Braille - by Honza Groh

Visual Impairment

Displays transmit a large amount of information on a relatively small space in visual form. Especially users with visual impairment can be limited in their use. Not only complete blindness has to be considered here, but also problems resulting from poor eyesight because of age or red/green-color blindness.

When designing the layout the size of the individual elements has to be considered, as well as their contrast with the background, which have to meet minimum requirements. For people with red/green-color blindness elements that only differ in these two colors should not be used.

So-called Screen Reader offer help for people with visual impairment as well. These are text-to-speech-applications that describe the content of the screen and thus enable blind people to use the display as well.

Hearing Impairment / Deafness

The causes of hearing impairment are diverse, whether related to old age, as a result of an illness or as a result of noise. As a result the person in question loses part of his ability to hear or becomes completely deaf. 

During an emergency call it is important to help people with hearing impairment in particular. Current emergency call devices possess outputs to control pictograms, which can signal the connection buildup and the established connection. By using a display explaining texts can also be used besides the pictograms. If the displays are equipped with a touchscreen the user can switch the language as well. 
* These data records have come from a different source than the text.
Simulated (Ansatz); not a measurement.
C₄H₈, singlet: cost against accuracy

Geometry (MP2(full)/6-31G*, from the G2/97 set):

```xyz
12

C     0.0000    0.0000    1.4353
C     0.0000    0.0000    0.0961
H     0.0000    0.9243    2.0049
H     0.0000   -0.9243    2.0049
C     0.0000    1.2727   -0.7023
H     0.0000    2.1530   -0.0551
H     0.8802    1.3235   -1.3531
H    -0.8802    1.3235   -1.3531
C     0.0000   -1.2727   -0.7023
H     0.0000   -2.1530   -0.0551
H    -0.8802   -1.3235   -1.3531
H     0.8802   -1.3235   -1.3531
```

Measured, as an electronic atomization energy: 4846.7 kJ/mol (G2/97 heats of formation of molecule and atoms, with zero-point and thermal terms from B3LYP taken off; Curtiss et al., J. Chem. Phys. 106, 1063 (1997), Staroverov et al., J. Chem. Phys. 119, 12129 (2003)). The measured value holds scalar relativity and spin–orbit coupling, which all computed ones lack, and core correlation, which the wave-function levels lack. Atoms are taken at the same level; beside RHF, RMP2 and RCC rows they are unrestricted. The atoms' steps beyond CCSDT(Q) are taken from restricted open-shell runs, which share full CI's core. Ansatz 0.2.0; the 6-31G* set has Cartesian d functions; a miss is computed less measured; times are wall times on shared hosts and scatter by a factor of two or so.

Dyslexia or Foreign Language


Foreign language users of the display and people with dyslexia are not able, or able in a limited way, to recognize the content of written text on a display. The use of pictograms can help to understand the content here. For users of foreign languages there is the possibility to choose the language of the user interface, for example, by selecting the flag of the respective country.

Size and Angle

Not only people in a wheelchair have a different viewing anlge towards the displays in a lift. Children using the lift need displays to portray the image accurately from a 6 o'clock - position as well. The display must not have strong color changes or changes in contrast when viewed from below or from the side.